In ALL the recent trades involving a superstar, the star wanted out and said so, either publicly or privately. He wasn't going to help his team win a championship and in most cases, couldn't even guarantee them a playoff berth. In NONE of those moves was there an alternative. The GM's had to make as good a deal as possible under the circumstances. Could the GM have gotten a "better deal"? The question is better phrased: How do you define "better deal"?
Rather than focus on Garnett and Gasol first, let's take a look at the other deals. On first read, each of them (with the possible exception of the Kidd trade) looked bad. But in most, the GM's used them to make significant progress in rebuilding.

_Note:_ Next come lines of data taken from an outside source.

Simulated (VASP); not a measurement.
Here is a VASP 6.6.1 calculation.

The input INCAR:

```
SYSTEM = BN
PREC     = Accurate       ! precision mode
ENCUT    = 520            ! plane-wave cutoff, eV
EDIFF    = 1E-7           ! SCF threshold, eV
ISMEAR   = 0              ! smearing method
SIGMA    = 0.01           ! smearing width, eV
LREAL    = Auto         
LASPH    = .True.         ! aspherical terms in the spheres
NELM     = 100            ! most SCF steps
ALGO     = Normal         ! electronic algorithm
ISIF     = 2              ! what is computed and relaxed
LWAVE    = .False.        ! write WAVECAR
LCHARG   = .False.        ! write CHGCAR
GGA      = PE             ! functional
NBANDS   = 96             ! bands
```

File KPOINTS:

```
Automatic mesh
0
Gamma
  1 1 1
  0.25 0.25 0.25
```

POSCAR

For example, the Nets' heist of Carter for Aaron Williams, Eric Williams, a sulking Alonzo Mourning and two non-lottery picks was called the worst NBA trade in 25 years. The Raptors supposedly compounded it by buying out Mourning without him even crossing the border and trading one of the picks to help them dump Jalen Rose's bloated contract on the Knicks. How'd it work out? Two years later, the Raptors won the Atlantic Division after using the cap space to resign Chris Bosh, trade for T.J. Ford and sign three European players: Jose Calderon, Jorge Garbajosa and Anthony Parker. Who won that trade? Good question. The Nets are happy with Carter--they did sign him to a $66 million extension, and the Raptors are happy with their decision as well. (And where did those two draft choices come from? The Nets trade that sent Martin to Denver, a deal that sent fans screaming from the Meadowlands but ultimately worked in New Jersey's favor...considering KMart's history since then.)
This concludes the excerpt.